Vladimir, I suggest you reply to this message with your own response...

On Sat, Aug 13, 2016 at 6:32 PM, Vladimir Sitnikov <
sitnikov(dot)vladimir(at)gmail(dot)com> wrote:

> Shay>To be honest, the mere idea of having an SQL parser inside my driver
> makes me shiver.
>
> Same for me.
> However I cannot wait for PostgreSQL 18 that does not need client-side
> parsing.
>

I'm glad we agree on something. For me the problem has nothing to do with
PostgreSQL or performance - it has to do with database APIs that impose
uniform parameter placeholder formats, and therefore force drivers to
rewrite user SQL queries. AFAIK rewriting a user's SQL for optimization is
totally out of the scope of the driver's work.

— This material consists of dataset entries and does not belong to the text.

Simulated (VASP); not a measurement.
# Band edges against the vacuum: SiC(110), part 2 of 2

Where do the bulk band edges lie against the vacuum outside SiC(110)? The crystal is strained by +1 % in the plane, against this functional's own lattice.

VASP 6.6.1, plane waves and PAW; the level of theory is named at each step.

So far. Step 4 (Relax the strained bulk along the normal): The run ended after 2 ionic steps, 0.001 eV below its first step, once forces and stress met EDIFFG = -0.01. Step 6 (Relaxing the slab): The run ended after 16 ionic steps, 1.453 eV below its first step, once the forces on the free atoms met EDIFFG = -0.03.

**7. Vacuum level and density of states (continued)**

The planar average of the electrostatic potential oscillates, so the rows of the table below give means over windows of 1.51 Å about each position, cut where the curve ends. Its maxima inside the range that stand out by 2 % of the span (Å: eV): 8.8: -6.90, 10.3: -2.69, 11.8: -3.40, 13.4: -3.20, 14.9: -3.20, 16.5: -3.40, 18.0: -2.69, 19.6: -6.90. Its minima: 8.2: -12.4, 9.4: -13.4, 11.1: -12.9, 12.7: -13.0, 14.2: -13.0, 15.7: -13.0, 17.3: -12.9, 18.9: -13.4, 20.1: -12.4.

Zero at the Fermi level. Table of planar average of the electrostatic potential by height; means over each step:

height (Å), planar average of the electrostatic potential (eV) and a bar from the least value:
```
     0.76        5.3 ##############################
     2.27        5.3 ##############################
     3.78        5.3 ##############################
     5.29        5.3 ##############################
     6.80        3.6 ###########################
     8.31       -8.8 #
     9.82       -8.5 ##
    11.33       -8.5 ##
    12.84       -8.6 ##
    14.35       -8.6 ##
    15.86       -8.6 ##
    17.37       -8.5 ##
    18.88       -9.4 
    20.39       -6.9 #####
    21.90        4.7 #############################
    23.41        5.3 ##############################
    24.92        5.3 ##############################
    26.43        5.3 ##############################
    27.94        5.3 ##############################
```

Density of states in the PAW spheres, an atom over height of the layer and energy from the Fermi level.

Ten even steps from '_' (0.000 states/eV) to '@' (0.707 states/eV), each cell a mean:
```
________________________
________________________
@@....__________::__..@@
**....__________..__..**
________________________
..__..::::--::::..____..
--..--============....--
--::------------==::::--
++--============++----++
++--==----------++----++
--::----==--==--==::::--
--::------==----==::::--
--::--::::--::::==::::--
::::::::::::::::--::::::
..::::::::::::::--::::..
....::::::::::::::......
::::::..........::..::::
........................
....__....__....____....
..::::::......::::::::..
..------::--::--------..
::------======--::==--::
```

Shay>There's nothing your driver is doing that the application developer
> can't do themselves -
> Shay>so your driver isn't faster than other drivers. It's faster only when
> used by lazy programmers.
>
> I'm afraid you do not get the point.
> ORMs like Hibernate, EclipseLink, etc send regular "insert ... values" via
> batch API.
> For the developer the only way to make use of "multivalues" is to
> implement either "ORM fix" or "the driver fix" or "postgresql fix".
>
So the feature has very little to do with laziness of the programmers.
> Application developer just does not have full control of each SQL when
> working though ORM.
> Do you suggest "stop using ORMs"? Do you suggest fixing all the ORMs so it
> uses optimal for each DB insert statement?
> Do you suggest fixing postgresql?
>
> Once again "multivalues rewrite at pgjdbc level" enables the feature
> transparently for all the users. If PostgreSQL 10/11 would improve
> bind/exec performance, we could even drop that rewrite at pgjdbc level and
> revert to the regular flow. That would again be transparent to the
> application.
>
>
I do get the point, and in fact I myself mentioned the ORM case above as an
advantage of implicit query preparation.

First, there's nothing stopping an ORM from optimizing multiple inserts
into a single multivalue insert. I do admit I'm not aware of any who do
this, but it's a good idea for an optimization - I happen to maintain the
Entity Framework Core provider for Npgsql, I might take a look at this
optimization (so again thanks for the idea).

Second, it's well-known that using an ORM almost always implies a
performance sacrifice - it's a tradeoff that's chosen when going with an
ORM. It's great that you optimize multiple inserts, but there are a myriad
of other cases where an ORM generates less efficient SQL that what would be
possible - but I don't think it makes sense for the driver to actually
contain an SQL optimizer. Slightly worse performance isn't in itself a
reason to drop ORMs: it's frequent practice to drop down to raw SQL for
performance-critical operations, etc.

But all that isn't really important - I'm going to repeat what I said
before and it would be good to get some reaction to this. Every software
component in the stack has a role, and maintaining those separations is
what keeps things simple and sane. Just for fun, we could imagine a kernel
network-stack feature which analyzes outgoing messages and optimizes them;
we could even implement your multiple insert -> multivalue insert
optimization there. This would have the advantage of working out-of-the-box
for every driver and every language out there (just like your driver does
provides it transparently for all ORMs) But nobody in their right mind
would think of doing something like this, and for good reason.

The programmer's task is to write SQL, the driver's task is to communicate
that SQL via the database-specific protocol, the kernel's networking
stack's task is to transmit that protocol via TCP, etc. etc. If an ORM is
used, the programmer effectively outsources the task of writing SQL to
another component, which is supposed to do a good job about it. Once you go
about blurring all the lines here, everything becomes more complicated,
brittle and hard to debug.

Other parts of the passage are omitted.